Daily Comment (April 15, 2026)

by Patrick Fearon-Hernandez, CFA, and Thomas Wash

[Posted: 9:30 AM ET] | PDF

Our Comment begins with a discussion of potential challenges surrounding the leadership transition at the Federal Reserve. We then provide updates on developments in Iran, the implications of the global memory chip shortage, the potential for renewed tariff increases, and signs of additional strain in the relationship between the United States and its allies. As always, we include an overview of recent domestic and international economic data.

 Fed Pressure: Nearly a month before Fed Chair Jerome Powell’s term is set to expire, controversy is mounting over what will follow. His potential successor, Kevin Warsh, has made financial disclosures that have raised questions about potential conflicts of interest. Separately, US prosecutors have dropped by a Federal Reserve construction site, a move that suggests that Powell may still be under investigation. These developments are likely to fuel scrutiny of the Federal Reserve’s future composition in the coming months.

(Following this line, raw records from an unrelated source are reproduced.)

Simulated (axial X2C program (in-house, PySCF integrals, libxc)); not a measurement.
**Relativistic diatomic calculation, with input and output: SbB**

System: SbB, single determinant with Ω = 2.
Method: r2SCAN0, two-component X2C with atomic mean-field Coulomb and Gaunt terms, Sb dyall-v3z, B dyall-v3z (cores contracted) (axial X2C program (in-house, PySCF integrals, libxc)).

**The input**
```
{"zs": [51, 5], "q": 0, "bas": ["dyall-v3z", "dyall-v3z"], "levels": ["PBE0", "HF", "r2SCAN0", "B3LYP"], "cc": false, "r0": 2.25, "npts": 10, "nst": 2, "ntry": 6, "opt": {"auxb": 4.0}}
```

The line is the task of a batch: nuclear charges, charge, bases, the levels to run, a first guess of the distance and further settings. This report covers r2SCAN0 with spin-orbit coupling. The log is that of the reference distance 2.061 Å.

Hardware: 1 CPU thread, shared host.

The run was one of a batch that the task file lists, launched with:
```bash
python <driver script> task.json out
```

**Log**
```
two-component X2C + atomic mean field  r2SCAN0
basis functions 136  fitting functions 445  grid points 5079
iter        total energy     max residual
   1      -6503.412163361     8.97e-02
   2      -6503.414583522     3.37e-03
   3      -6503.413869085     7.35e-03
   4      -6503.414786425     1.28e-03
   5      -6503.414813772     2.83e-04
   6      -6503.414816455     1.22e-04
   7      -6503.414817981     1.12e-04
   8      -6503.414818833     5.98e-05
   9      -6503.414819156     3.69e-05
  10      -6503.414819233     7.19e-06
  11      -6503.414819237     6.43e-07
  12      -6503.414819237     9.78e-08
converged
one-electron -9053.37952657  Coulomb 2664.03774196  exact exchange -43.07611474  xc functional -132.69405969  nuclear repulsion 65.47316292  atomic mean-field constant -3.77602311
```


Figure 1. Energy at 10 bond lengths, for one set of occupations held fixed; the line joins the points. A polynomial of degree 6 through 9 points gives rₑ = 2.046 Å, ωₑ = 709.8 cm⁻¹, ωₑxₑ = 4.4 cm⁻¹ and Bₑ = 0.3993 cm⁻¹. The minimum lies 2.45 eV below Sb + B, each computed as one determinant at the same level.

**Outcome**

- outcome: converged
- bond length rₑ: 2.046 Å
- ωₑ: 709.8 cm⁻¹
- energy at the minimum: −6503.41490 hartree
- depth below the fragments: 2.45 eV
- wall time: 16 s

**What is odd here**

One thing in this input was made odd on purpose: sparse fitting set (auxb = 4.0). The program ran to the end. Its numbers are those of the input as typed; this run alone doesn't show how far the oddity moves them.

  • Ahead of his Senate confirmation hearing, Kevin Warsh released financial statements showing a net worth of nearly $131 million, making him potentially the richest Fed chair in history. While he has not been accused of any wrongdoing, his wealth is likely to become a target for lawmakers questioning whether he will take advantage of his position for personal gain. In preparation for the hearing, Warsh has announced that he will step down from his advisory roles with various companies.
  • Meanwhile, a recent visit by federal prosecutors to the Federal Reserve’s Washington headquarters project underscores that Powell remains entangled in a criminal inquiry over whether he misled Congress about the ballooning cost of the renovation. Although the Fed chair has not been formally charged, the renewed attention to the case is widely seen in Washington as a reminder that the White House will look to discourage him from remaining at the Fed beyond the official end of his term in May.
  • The potentially rocky confirmation of Kevin Warsh, together with an ongoing investigation by US authorities, underscores the uncertainty surrounding Powell’s position at the end of his term. At the March FOMC press conference, Powell affirmed that he would remain as Fed chair until a successor is formally appointed. He has also left open the possibility of remaining on the Federal Reserve Board, which would make him the first former chair to do so since Marriner Eccles in 1948.
  • Although Senator Thom Tillis has stated he will vote against Kevin Warsh’s confirmation as long as the investigation of the Fed is ongoing, Warsh is still expected to be confirmed as Fed chair this month. His hearing is likely to be more contentious than those of prior nominees, as he is expected to face questions about his independence given the White House’s attempts to pressure the central bank to lower rates. He may also face scrutiny over some of his outside ties, which could further dent his chances.
  • The fate of Kevin Warsh and Fed Chair Powell is likely to have an impact on bonds. If Warsh were not confirmed, it would likely reduce the chance of a rate cut this year and potentially add volatility to the bond market, as the FOMC clearly feels content standing pat. Meanwhile, Powell’s decision to stay on could lead to a power struggle over the direction of policy. Although we remain confident that the transition will be orderly, we will be looking for any signs that it may not be.

 Iran Update: US and Iranian officials are showing signs of progress as they work toward a peace deal. President Trump has suggested that extending the ceasefire may be unnecessary, noting that the war is close to being over. Meanwhile, Israel has praised the US-brokered talks between it and Lebanon as a potential breakthrough toward ending hostilities, a key condition for Iran before it would agree to a deal with the United States. Although no formal agreement has been reached yet, there is growing optimism on both sides that one could be finalized imminently.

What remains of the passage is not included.